‘Crisis level’: Report says many govt. officials in US convicted of child porn, sex abuse crimes

Reuters
At least 22 local, state, and federal government officials in the US -- including leading military and police figures -- have been convicted of child pornography and child sex abuse crimes in recent years, according to a new report.

Using public records and news accounts, the Daily Beast reported Monday on the staggering epidemic of child porn, sex abuse, and violent rape crimes in Washington and beyond.

The most recent arrest occurred last month. Daniel Rosen, a senior State Department official, was caught soliciting sex online with a minor.

In January, the former acting director of cyber security for the US Department of Health and Human Services was sentenced to 25 years in prison after a child pornography conviction. Timothy DeFoggi, 56, engaged in a child exploitation enterprise tied to a secret online website where sexually explicit images of children were shared among members.

READ MORE: Former HHS cyber chief gets 25-year sentence in child porn case

DeFoggi “exchanged private messages with other members where he expressed an interest in the violent rape and murder of children” between March and December of 2012, prosecutors alleged.

The Daily Beast goes on to mention several cases: a former special agent with the Bureau of Diplomatic Security sentenced to seven years in prison for possessing about 30,000 images of child porn on his home computer; a foreign service officer given 20 years in prison for possession of child porn and videotaping sex with girls while he worked as a consular officer; a former CIA station chief in Algeria sentenced to more than five years in federal prison for drugging and raping a woman, among other offenses; and six former Homeland Security Department employees who are serving time in prison for crimes that include possession of child pornography, soliciting sex with minors, and human sex-trafficking.

In 2011, a US Army lawyer in Virginia pleaded guilty to raping an infant and producing and distributing violent images of child abuse.

In 2012, a police captain in Ganby, Conn., was sentenced to 10 years in prison for possession and trade of videos “horrifically depicted children being sexually abused by adults,” according to a US prosecutor, including babies bound and tortured.

Writing for Medium, researcher Lori Handrahan has documented child sex crimes within the US military, US government, and beyond. She has observed that many officials are caught downloading child porn on their work computers, barely attempting to cover up their crimes.

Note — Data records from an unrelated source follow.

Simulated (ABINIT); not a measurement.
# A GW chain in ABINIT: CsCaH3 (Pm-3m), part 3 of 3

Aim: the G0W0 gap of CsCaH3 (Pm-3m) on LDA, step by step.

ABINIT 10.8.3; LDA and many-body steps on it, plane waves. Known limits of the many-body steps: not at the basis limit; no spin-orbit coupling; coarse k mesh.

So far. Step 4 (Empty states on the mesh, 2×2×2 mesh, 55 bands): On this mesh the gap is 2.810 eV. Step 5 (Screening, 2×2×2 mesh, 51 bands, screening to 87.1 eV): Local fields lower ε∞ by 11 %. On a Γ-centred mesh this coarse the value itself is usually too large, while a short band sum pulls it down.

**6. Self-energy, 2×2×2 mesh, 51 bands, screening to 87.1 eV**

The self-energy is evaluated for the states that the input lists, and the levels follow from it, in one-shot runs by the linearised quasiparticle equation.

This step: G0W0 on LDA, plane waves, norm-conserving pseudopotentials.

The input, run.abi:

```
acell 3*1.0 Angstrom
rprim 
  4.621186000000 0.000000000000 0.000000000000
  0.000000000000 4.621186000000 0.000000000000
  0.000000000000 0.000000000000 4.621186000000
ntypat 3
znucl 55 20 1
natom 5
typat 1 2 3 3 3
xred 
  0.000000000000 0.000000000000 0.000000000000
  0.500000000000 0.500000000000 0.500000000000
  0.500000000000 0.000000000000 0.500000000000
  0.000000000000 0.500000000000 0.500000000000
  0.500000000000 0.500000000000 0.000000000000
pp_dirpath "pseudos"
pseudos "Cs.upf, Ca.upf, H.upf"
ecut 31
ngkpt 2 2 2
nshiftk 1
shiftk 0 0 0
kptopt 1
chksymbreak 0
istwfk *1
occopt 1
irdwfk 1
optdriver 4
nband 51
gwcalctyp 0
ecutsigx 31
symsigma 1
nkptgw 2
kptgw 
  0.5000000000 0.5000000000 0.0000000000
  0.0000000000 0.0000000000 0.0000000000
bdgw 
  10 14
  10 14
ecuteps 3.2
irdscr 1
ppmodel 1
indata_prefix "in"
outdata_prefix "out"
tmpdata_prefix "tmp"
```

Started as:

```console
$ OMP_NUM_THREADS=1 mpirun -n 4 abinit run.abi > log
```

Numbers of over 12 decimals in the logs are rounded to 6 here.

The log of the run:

Handrahan, among others, documented last year that David O'Brien -- a top nuclear scientist for the US government at Patrick Air Force Base in Florida -- was sentenced to five years in prison for child porn possession and distribution. O'Brien had "taken pictures of his granddaughter and placed images of her head over images of children being sexually abused. He also had pictures of Air Force employees transposed over sex abuse images."

The sad, sordid details continue, the scope of which authorities are unlikely to completely understand.

Handrahan has written that the US Department of Justice does not gather comprehensive data on child porn arrests, so it is unclear just how many government employees have faced such charges, or how many are even involved in the underground child porn industry.

“Child porn within our government agencies has reached crisis level,” she wrote in a recent Medium post.

In September, US Rep. Mark Meadows introduced legislation, the Eliminating Pornography from Agencies Act, that would officially prohibit workers on Uncle Sam’s payroll from browsing adult content on federal computers and devices.

“It’s appalling that it requires an act of Congress to ensure that federal agencies block access to these sites at work,” Meadows said in a statement.

READ MORE: Congressman wants to legally ban federal employees from watching porn at work

As the Daily Beast noted, the legislation has no co-sponsors among the 434 other members of the US House.

Earlier this month, CBS News reported that based on a detailed administrative process -- including a lengthy appeals system -- that is meant to protect against politically motivated firings, civil service terminations based on infractions such as viewing pornography at work are a rare occurrence.

One “top level” employee at the US Environmental Protection Agency has remained on the payroll despite being accused of “viewing porn two to six hours a day while at work, since 2010,” CBS reported. Investigators found about 7,000 porn files on his computer, and even caught the employee watching porn on the job.

According to a 2012 Justice Department report, between 2007 and 2012, more than 11,447 people were convicted in US federal court for crimes related to the sexual abuse of a minor.

“These crimes have ranged from production of obscene visual depictions of minors engaged in sexually explicit conduct to receipt, distribution, possession, and/or production of child pornography to the direct physical, sexual abuse of a minor,” the report said.

The Justice Department reported in 2010 that between 2005 and 2009, there was a 432 percent increase in child pornography films and files sent to National Center for Missing & Exploited Children for victim identification. In that time, 8,352 child porn cases were prosecuted, “and in most instances, the offenders used digital technologies and the Internet to produce, view, store, advertise, or distribute child pornography.”